But just not the same Hollywood Studios you may have been thinking of.
Nearly seven decades ago, Walt Disney and his talented staff of animators created a place called Hollywood Studios that served as the setting for the 1939 Donald Duck cartoon, The Autograph Hound. I have frequently noted that many of Disney’s animated shorts are windows to the popular culture of bygone days, and The Autograph Hound is very distinctly a snapshot in time of Hollywood during its golden era.
The hallmarks of this Donald Duck vignette are the numerous celebrity-inspired characters that were created to populate the fictional movie studio that Donald gate-crashes in search of autographs.

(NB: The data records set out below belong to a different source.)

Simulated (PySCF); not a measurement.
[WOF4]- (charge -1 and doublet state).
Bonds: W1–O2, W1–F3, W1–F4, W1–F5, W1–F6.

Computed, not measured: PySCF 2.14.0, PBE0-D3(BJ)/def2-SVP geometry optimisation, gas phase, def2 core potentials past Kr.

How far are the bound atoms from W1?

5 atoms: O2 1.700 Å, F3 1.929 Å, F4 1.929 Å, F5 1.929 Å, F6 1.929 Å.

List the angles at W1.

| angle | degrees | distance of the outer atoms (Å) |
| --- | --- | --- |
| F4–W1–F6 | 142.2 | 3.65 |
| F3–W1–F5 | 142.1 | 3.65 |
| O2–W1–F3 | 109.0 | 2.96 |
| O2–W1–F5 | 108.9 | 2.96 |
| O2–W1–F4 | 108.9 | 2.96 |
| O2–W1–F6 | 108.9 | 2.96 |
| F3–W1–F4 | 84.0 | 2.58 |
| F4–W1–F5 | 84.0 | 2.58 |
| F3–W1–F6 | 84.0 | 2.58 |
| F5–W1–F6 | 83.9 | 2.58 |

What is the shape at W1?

The first “celebrity” that Donald encounters within the walls of Hollywood Studios is the then well known character actor Henry Armetta. Famous for his ethnic-Italian personas, he was an almost constant presence in films during the era, appearing in thirteen films over the course of 1938-1939 alone. Next Donald encounters a mischievous Mickey Rooney who, unlike Armetta, achieved enormous fame and still enjoys a film career, now some seventy years later.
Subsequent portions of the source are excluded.